Religious priestly numbers have really fallen, but there’s been a gentle U shape in the number of diocesan priests. In the 1970s we ordained on average around 25 diocesan priests a year, which fell to 19 in the 1990s.

This led to a sense of real crisis in the church in Australia, with dire predictions about the loss of the priesthood altogether. It’s the time when unhelpful ideas like ordaining women as priests took hold of some people’s imaginations and never let go.

In 2000, Australia ordained 28 diocesan priests in one year, which was amazing. But the average was just 16 per year between 2000-2009, for a total of 161 diocesan priests.

Then between 2010-2019, the average went back up to 21 per year, with 213 new diocesan priests in that decade.

So far in the 2020s, we seem to be doing okay – 19 a year on average, and that’s not counting the ones happening this year.

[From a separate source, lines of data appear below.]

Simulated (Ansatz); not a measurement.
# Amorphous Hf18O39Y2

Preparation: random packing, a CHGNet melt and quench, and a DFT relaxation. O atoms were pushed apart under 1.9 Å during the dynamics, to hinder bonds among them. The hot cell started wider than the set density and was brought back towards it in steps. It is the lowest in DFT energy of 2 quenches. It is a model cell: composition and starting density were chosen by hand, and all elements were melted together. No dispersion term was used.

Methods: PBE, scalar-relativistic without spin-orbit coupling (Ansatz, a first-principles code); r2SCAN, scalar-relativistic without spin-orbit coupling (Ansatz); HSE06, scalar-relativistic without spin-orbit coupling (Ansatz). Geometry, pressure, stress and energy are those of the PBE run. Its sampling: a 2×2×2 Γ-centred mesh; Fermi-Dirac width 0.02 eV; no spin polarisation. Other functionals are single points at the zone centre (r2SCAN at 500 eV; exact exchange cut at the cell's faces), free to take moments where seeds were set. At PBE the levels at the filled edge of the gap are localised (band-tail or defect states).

Melbourne is in the lead currently with 169 diocesan ordinations since 1970, then Sydney with 135, then little Perth punching well above its weight with 123, and finally Brisbane with 89.

These four dioceses account for just under half of all diocesan priestly ordinations in Australia. This makes sense because they also have the biggest massgoing Catholic populations.

Priests come out of families, and usually families who practise their faith. We know that in 2016, around half of all the practising Catholics in Australia lived in just four archdioceses—Melbourne, Sydney, Brisbane, and Perth.

Deacon Ravi
Bishop Columba Macbeth-Green embraces the new ordained Deacon Muvvala. PHOTO: Tricia Ward

The other thing that’s happened over the same period, of course, is that the number of Catholics attending Mass has dropped.

In 2001, around 765,000 Catholics went to Mass on Sundays, but by 2016 this had fallen to just 623,000.

So our clergy numbers don’t have to stretch as far as they used to. In 2006, Sydney had 103,310 massgoing Catholics, and around 520 priests (half diocesan, half religious).

That’s one priest per around 200 massgoing Catholics. That’s just one decent Sunday Mass congregation that wouldn’t break anyone’s back.

In 2016, it was 93,365 people, and about 493 priests, which is even lower than 2011—one priest per 190 Catholics.

I also looked at the smaller regional NSW diocese of Lismore. In 2006 they had one priest for every 215 massgoing Catholics, but by 2016 it had fallen to 1 per 152 massgoing Catholics.

Of course, in real life it looks very different. Fr Joel Urban is dead on his feet ministering to his enthusiastic Sunday congregation of 800 with youth ministry, a mothers’ group, a men’s group, a busy RCIA ministry, and the annual fundraising fete.

Meanwhile, Fr Matt Rural drives for hours to say Mass once a month for three migrant workers in Benighted, NSW, 2880. They’re hugely grateful to see him, but he has to ask his family and friends to chip in for the petrol money.

Fr Joel and Fr Matt are both doing it tough. So is Fr Aloysius Grump, still parish priest of St Arthritis at the age of 80, where one person for every year of his age attends Sunday Mass.

His assistant priest Fr Ethan Youngtrad is still giving first blessings. Meanwhile, his bishop can’t decide what to do with St Arthritis and all the other little suburban parishes like it.

The Plenary Council was the place to have a robust discussion about this, and about other ways to future-proof the church in Australia. We wasted that opportunity, and spent a lot of money doing so.

But perhaps the Synod might be open to hearing the voice of the Holy Spirit—who I am pretty certain can speak through numbers as well as words.